Gross mutual fund sales are on record pace this year and redemptions have been the lowest in 2 years. Open end flows were led by our five star funds and preferreds and U.S. REITs. Consistent with prior quarters, Cohen & Steers preferred securities and income fund led the way with $750 million of net inflows. What’s new is a greater flow contribution at $492 million from our U.S. REIT fund, Cohen & Steers real estate securities fund, which was recently placed in Morgan Stanley focus list. Institutional advisory had $327 million of net inflows, led by the funding of a pipeline mandate and multi-strategy real assets. This mandate by a public pension plan seeded our fourth collective investment trust, which is administered by SEI. We are excited about this CIT, as it demonstrates the growing interest in real asset allocations as well as our strategy to grow in the retirement market.
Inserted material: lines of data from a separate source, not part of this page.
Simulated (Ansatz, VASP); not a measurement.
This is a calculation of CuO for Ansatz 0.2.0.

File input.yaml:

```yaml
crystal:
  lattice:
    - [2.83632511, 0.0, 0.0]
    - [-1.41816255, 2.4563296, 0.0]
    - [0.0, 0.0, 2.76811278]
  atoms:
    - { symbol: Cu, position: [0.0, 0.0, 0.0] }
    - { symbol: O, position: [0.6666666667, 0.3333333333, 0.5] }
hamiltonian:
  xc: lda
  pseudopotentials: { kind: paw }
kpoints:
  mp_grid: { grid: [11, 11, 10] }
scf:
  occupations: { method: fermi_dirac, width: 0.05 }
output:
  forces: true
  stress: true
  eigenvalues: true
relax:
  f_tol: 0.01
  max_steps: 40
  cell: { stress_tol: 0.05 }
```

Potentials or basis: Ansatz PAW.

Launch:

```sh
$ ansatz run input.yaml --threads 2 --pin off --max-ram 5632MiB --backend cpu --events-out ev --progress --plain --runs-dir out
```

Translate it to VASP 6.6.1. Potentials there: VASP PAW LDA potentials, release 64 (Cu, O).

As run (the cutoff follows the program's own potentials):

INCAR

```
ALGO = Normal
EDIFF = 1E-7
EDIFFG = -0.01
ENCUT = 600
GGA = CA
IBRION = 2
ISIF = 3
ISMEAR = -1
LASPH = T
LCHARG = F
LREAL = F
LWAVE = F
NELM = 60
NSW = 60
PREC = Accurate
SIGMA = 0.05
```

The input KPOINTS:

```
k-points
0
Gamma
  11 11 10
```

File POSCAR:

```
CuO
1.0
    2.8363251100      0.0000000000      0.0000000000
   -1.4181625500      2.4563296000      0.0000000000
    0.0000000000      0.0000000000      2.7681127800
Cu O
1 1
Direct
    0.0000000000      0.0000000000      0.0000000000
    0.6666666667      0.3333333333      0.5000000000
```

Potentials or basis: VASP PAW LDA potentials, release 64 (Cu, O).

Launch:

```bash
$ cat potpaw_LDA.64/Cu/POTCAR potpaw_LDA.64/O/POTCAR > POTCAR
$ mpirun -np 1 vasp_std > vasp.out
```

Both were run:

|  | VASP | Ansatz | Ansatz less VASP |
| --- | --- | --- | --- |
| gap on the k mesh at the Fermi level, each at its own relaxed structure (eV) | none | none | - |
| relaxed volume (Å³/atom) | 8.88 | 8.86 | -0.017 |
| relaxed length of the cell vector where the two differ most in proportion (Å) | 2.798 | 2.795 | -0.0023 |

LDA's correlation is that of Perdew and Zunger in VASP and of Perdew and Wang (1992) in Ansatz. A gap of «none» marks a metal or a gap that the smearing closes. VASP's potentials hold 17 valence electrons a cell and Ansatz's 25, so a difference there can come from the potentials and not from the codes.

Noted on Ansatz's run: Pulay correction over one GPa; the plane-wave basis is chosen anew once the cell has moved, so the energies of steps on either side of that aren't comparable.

Japan sub-advisory had inflows of $840 million, primarily in U.S. REITs, which continued to be one of the most popular mutual fund categories in Japan, as negative yield catalyze the squeeze for yield. We continue to have an active level of business development for our preferreds direct strategies in Japan. This year, we have seen a notable uptick effect in RFP activity. Through the first half of 2016, we have completed almost double last year’s pace. This increased activity is dominated by U.S. REIT and global researches. In addition, we have seen more of modest increases in searches for our preferred and multi-strategy real asset strategies. While commodity RFP activity hasn’t picked up yet, we see signs of increasing interest as commodities have begun to emerge from a 5-year bear market.
We believe the increased search activity is being driven by growing allocations to alternatives and real assets. Investors face a severe asset allocation challenge of finding strategies with both attractive return and diversification potential. Most pension funds have a return bogey of about 7% and fixed income allocations are falling short of this return objective and may increasingly disappoint on diversification. And a version to draw-downs in equities remains high.
The negative yield environment has made this asset allocation even more difficult. In three quarters of developed markets, sovereign bond yields are negative or less than 1%. As a result, investors are scrambling for yield and we believe our strategies will continue to benefit. The significant uptick in researches has several drivers in our view. REITs provide a strong combination of what investors need today yield, total return potential and diversification characteristics. What’s more, over the past several years, REIT returns have fallen slightly behind private real estate returns, even though over the long-term, they have consistently outperformed core private real estate. In response, institutions who allocated both private and public real estate may be looking to shift to REITs for relative value.
Global researches have picked up recently, which if sustained, is a change in trend. Due to global macro challenges, international REITs have underperformed U.S. REITs and we have seen outflows in global real estate in most channels in spite of our much improved performance. We have also watched with interest the Brexit and disclosures of daily liquidity private property funds in the UK. This manifestation of a design flaw should bump interest in REITs in the retirement channel. We will keep you apprised as these trends evolve.
Our institutional pipeline of awarded unfunded mandates stands at $243 million, below our average for the past several years. The decline compared with last quarter was due to fundings partially offset by two awarded mandates and preferreds and multi strategy real assets. We are awaiting the decisions on $1 billion of mandates where the manager has not been selected.
Looking forward, we are highly focused on executing the strategy we articulated in our annual letter to shareholders and reviewed with you at a high level on last quarter’s call. The pace of change in our industry is accelerating with continued outflows from equities, market share gains by ETFs, investors looking for managers to deliver and distributors responding to the Daiwa fiduciary rule before it is finalized and while is being challenged in the courts. All of this makes sense to us.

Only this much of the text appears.